Archive for May, 2013

02
May
13

the elephant in the room

So this will be a rare glimpse into the personal me, with a bit of the social/political/feminist thrown in.

A friend of mine posted a TED talk on Facebook (And I am adding here that if you are not already familiar with TED talks, you should be. They are pure awesomeness.), adding in the comments that the Dr. in the talk reminds her of me in voice, non-verbal cues, and (I really like this part and it makes me smile) her “passion for love”. As is often the case, I then made a somewhat sarcastic (although not mean spirited) comment about the chance to view myself through another person’s eyes.

I honestly was interested in the change of perspective, being able to view someone else who others felt were somehow representative of me. Pretty cool, right? The truth? I found it very difficult to do so. It took me half the video to stop pointing out (in my inner speech) her flaws in speech and mannerisms, thinking to myself “Am I really that overly theatrical with my movements?” or “Do I really use those inflections and throw in snark at strange moments?” The obvious answer to those questions (if you have ever had more than a passing hello with me) would be, yes. Yes I do. It took some time for me to get past the over analyzing of her movement and speech patterns and allow myself to actually absorb her words, to actually listen to what she was saying.

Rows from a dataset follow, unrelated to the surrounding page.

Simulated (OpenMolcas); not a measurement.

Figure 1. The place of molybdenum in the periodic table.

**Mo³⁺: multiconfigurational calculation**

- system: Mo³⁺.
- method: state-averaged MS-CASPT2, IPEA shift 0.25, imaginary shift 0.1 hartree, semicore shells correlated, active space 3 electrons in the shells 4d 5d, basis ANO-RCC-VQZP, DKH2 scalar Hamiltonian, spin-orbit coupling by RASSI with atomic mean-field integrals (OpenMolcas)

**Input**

When the clip ended, I posted a comment that was rather light, but also (as per usual) somewhat sarcastic (again, not in a mean spirited way). I posted this for two reasons. First, it was actually true. I suffer from a rather fascinating sort of migraine. They are both ocular and hemiplegic. Like, at the same time. Point being, her stroke description was VERY familiar, but I never hit what she refers to as “Nirvana” (the peace that comes with being pure energy and fully in the now). Secondly (and the point of this whole mess), because I couldn’t quite put my other thoughts into words at that exact moment. Now I am going to try.
What I did was exactly, EXACTLY what I do to myself. I over analyze. I criticize. I fail to recognize the positive unless I am so engrossed that I forget to do so. I have to be so interested in that moment that I can ignore the negative part screaming how awful I am. It was not until I really was able to forget that I was comparing myself to her (or in my usual day to day, everyone else) that I was able to really focus, understand, and even laugh with her.

So, my foray into the perceptions of others didn’t go so well but was interesting all the same. I learned that, at least at this point in time, I CAN’T view myself as others do. That being said, at least now I know that, if I make the effort to ignore the damned elephant, I can see and appreciate the rest of the room for what it is.